“Blended Learning” Could Be an Answer for America’s Education Woes

Published May 27, 2015

Bruno Behrend, a senior Fellow for Education Policy at The Heartland Institute in Chicago, was one of the featured speakers on Friday, May 15 at the two-day Amplify School Choice conference held in Chicago, organized by Josh Kaib, Assistant Editor of Watchdog Arena, a project of the Franklin Center, located in Alexandria, Virginia. 

Behrend gave his unconditional support for “blended learning,” a formal education program in which a student learns at least in part through the delivery of content and instruction via digital and online media. Through blended learning there is some element of student control over time, place, path, or pace of learning. Blended learning can be effective in traditional “brick-and-mortar” public school when face-to-face classroom methods are combined with computer-mediated activities.

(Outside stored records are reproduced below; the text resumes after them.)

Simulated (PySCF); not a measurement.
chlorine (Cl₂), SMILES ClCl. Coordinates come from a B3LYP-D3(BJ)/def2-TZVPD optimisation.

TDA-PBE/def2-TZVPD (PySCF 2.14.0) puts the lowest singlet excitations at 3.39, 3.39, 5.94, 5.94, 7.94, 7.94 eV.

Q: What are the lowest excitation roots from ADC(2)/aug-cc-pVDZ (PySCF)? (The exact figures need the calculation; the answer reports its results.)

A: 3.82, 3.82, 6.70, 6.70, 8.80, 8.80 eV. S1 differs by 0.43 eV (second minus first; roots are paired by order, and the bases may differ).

Touted by Behrend was Khan Academy, an all-digital learning site where students can learn at their own pace. Khan Academy is already being used in public schools by students to complete homework assignments. The Khan Academy Internet page states:”You only have to know one thing:  You can learn anything.  It’s Free.  For everyone. Forever.”

As an example of blended learning, Behrend spoke of a happening in Ethiopia where it took only five months after the installation of computer software for students to learn English without the help of a teacher. Digital learning allows children to learn lots of different things at their own pace, enabling them to learn more when relying on their own ingenuity and curiosity, than when told what to expect from any given situation.

Behrend believes the battle for school choice is in danger of being lost. As stated by Behrend: “It’s difficult to beat a failing system if the support level for the status quo system is above 50%.” 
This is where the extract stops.